For those of us that have worked in marketing for some time the arc towards more data, tracking and algorithms might seem to increase year by year.
Marketers can feel the strain caught between consumers who are tired of being tracked everywhere and tech stacks held together by cookie banners, consent pop-ups, and patches to compensate for disappearing signals.
And there’s something else that it is hard not to notice: measurement has become a bit of a political battlefield. Colleagues might ask why agencies are “marking their own homework”, platforms promote their own solutions, that strangely enough, often prove the case for further investment in their channels. Even when you want to do the right thing, for the curious at least, it can feel like there are elements of vested interests shaping the narrative.
Many of you will know this already of course, but it’s also why many more brands I think find MMM refreshingly cleansing when they first encounter it.
MMM offers something perhaps quietly radical: you can measure the impact of your marketing without tracking a single person and if you set it up in the right way without third party commercial agendas influencing the narrative.
There is a moment that happens in many of our new client conversations, especially with larger corporates. After we explain how MMM works and are going through the onboarding process, someone inevitably asks, “what about GDPR? We need our InfoSec team to sign this off.”
Yes as with any commercial relationship you need a contract in place with an NDA but there’s nothing for the privacy teams to review.
No Personally Identifiable Information (PII)
No consent forms. No cookie banners. No personal data processing agreements. Nothing.
Marketing Mix Modelling doesn’t track individuals. It doesn’t need to.
At no point does the model need to know that Jane from Brighton saw your display ad on Tuesday. It only needs to know that when you spent £50,000 on display advertising in Q2, your sales increased by £200,000 after accounting for everything else happening at the time.
Because MMM operates at this aggregated level, it falls entirely outside the scope of privacy regulations.
The slow death of third-party cookies hasn’t affected MMM. It has made more marketers realise what a useful solution it is for them.
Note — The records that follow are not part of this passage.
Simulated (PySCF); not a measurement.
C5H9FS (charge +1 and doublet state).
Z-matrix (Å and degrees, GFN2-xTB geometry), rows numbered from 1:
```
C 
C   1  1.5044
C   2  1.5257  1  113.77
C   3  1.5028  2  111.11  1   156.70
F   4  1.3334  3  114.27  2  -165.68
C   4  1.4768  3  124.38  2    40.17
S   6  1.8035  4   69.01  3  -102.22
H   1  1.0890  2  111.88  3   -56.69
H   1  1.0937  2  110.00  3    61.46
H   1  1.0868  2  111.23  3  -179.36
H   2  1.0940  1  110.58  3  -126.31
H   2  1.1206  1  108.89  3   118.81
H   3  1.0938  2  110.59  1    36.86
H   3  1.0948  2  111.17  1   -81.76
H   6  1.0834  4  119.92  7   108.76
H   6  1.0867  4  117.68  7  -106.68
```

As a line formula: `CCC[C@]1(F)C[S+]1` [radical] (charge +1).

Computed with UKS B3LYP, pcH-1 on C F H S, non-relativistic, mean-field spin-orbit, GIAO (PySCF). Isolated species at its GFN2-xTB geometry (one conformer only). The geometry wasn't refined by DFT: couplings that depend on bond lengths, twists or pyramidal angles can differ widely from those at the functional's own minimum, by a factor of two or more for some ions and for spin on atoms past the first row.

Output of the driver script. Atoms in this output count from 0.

More importantly, MMM forces you to think about marketing as a system or user journey rather than individual touches. You stop obsessing about last-click attribution and can start understanding how different channels work together to drive incremental growth.
The question isn’t whether you can measure without consent. The question is why you are not adding a tool to the rest of your effectiveness programme, alongside elements like in platform reporting and a structured testing programme, that can help you more effectively drive incremental growth for your business.
Mind blown? If my 10-year-old were reading this, she’d definitely say so for some.